Voters in Brookline, Jamaica, Newfane, Townshend, and Windham will still get to decide whether to establish a single, unified school district for all their students, but state officials sent the committee developing the proposal back to the drawing board on an article informing how the district is established.
A special vote in those towns on a “Windham Central Education District” has been warned for an Australian ballot Tuesday, Oct. 8.
If approved as written, the district would replace seven school boards with one newly minted 11-member board charged with the educational welfare of all pre-K through 12th-grade students in all five towns.
However, on Sept. 12 in Jamaica, the Voluntary Regional Education District Study Committee, which has been developing the proposal, needed to contend with the state secretary of education's recommendation to rethink the measure's one-vote/one-town provision.
At that meeting, members agreed to review the recommendation and to produce wording in a new draft that the State Board of Education would approve.
The committee also agreed to continue with the first of three public information meetings on the proposed WCED, held Sept. 17 in Windham.
“Further plans would be discussed later pending SBE rulings,” read draft minutes of the committee's Sept. 12 meeting.
There are seven conditions and agreements listed, covering grades; composition of the new school district; the new board's voting method; assumption of debt and ownership of property; the requirement for unanimity among towns in creating the unified district; and a direction that the provisions of the final report of the RED Study Committee, as approved by the State Board of Education on Aug. 20, be made to govern the new district.
A second article calls for the election of one school director for a three-year term, one school director for a two-year term, and two school directors, each with a one-year term, to serve on the proposed Unified Union School Board of Directors.

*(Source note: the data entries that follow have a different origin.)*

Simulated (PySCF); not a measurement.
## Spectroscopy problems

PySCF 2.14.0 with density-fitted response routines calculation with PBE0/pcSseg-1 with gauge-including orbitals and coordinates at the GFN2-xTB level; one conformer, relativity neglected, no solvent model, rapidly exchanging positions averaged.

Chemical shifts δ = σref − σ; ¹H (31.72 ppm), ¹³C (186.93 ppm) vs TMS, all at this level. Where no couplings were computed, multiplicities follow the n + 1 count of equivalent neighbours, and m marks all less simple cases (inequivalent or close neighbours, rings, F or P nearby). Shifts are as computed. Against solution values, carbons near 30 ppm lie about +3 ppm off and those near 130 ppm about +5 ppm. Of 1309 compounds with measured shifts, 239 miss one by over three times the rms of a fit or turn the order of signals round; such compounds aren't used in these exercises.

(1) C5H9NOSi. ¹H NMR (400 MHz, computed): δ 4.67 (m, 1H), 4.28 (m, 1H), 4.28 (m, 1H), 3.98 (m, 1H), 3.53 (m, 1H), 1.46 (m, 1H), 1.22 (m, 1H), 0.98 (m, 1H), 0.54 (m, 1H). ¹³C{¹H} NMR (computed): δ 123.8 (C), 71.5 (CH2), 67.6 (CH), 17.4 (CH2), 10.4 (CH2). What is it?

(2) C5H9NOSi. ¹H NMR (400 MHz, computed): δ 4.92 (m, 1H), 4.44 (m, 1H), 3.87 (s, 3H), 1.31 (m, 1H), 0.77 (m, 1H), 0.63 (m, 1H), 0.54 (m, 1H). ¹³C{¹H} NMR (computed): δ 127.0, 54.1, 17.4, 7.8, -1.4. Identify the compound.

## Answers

Attached articles of agreement discuss responsibility for transportation, union contracts, curriculum alignment, transfer of resources to the WCED, transfer of real property, composition of the school board, board member terms, budget development, school choice and assignments, and local participation in policy and budget development.
RED Study Committee members are Emily Long, Newfane, chairperson; Bruce Parliman, Jamaica; April Chase, Townshend; Heather Hallenbeck, Jamaica; Joe Winrich, Townshend; Cory Stark, Newfane; Antje Ruppert, Windham; Neil Pelsue, Newfane; LeeAnne Parker, Brookline; and Ken McFadden, Newfane.
Under the measure, the school districts of Brookline, Jamaica, Newfane, and Townshend are necessary to the establishment of the WCED.
“Without all four towns joining the WCED, no Unified Union School District will be formed and the current governance structures will remain in place,” the report reads.
The Windham School District is an “advisable” district.
Back to the drawing board
The state education board had approved the committee's initial recommendations, which it had released in a warning to voters, but the attorney general's office bounced back Article 12, which deals with voting methods.
The article read, “Any member of the WCED Board may call for a decision to be determined by a two-vote method. One vote will be the usual decision making method with each board member having a single vote. In the second method there will be one vote for each town. The Board will develop procedures for determining town votes when there is more than one representative from a town, the result of a tie vote, and any other procedure needed to implement the two-vote method. Unless both votes are affirmative, the motion fails.”
The AG's office recommends instead a single, super-majority vote.
Voter turnout sought
At a recent meeting of the Newfane Selectboard, board member Gloria Cristelli urged all voters take the time to read and understand the proposal.
“Last year, when we did just the Leland & Gray budget, out of the Town of Newfane we had just 64 voters out of 1,200 and some-odd. And that was for a $6 million budget, of which we were 21 percent or something like that,” she told the board.
“Almost 80 percent or so of our tax dollars goes to schools. People need to turn out for this,” she said.